Late last year Apple unveiled its new Arm-based M1 chip alongside a new MacBook Air, MacBook Pro and Mac Mini. Unfortunately for creatives that wanted to use one of these devices as either a workstation or even a mobile workstation, many popular apps didn’t support Apple’s latest devices at launch.
Thankfully though, software developers have been hard at work adapting their applications to run on M1 chips. For instance, you can now run Windows 10 on an M1 Mac using Parallels’ virtual machine software and you will soon be able to run Android apps too as BlueStacks is working on adding support for Arm-based chips.
While these two examples might not appeal to everyone, being able to run Photoshop on the latest Macs will likely be welcomed by creative professionals, web designers and others who rely on Creative Cloud to get their jobs done.
M1 chip support
According to a new blog post from Adobe, the company’s internal tests on M1 Macs show a wide range of features in Photoshop running an average of 1.5 times faster when compared to similarly configured previous generation systems.
The tests conducted by the company covered a broad scope of activities in Photoshop including opening and saving files, running filters and even compute-heavy operations like Content-Aware Fill and Select Subject. Additionally, its early benchmarking shows that some operations are substantially faster with Apple’s new chip.

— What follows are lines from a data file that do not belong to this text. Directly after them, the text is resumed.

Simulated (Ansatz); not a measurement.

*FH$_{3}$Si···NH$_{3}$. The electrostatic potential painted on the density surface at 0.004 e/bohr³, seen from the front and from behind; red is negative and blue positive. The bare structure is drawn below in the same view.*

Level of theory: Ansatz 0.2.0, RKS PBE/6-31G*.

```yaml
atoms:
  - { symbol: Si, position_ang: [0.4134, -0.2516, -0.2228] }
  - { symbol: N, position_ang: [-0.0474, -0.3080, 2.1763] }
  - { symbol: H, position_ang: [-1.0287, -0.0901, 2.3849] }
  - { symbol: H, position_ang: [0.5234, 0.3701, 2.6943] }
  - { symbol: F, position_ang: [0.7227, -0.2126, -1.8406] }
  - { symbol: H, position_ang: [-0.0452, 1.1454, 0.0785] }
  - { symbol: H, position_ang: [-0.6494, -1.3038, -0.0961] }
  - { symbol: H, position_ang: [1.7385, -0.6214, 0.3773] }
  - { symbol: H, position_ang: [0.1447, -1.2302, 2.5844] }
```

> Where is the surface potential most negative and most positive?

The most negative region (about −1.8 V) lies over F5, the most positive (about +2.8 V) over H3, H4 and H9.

However, there are still a few features that Adobe hasn’t finished porting to run on the new M1 chip including Invite to Edit Cloud Documents and most notably Preset Syncing. In the end, the company decided to release Photoshop for M1 Macs without these features due to the fact that performance gains across the rest of the application were so great.
Adobe plans to continue working together with Apple to further optimize the performance of Photoshop and the rest of its software over time.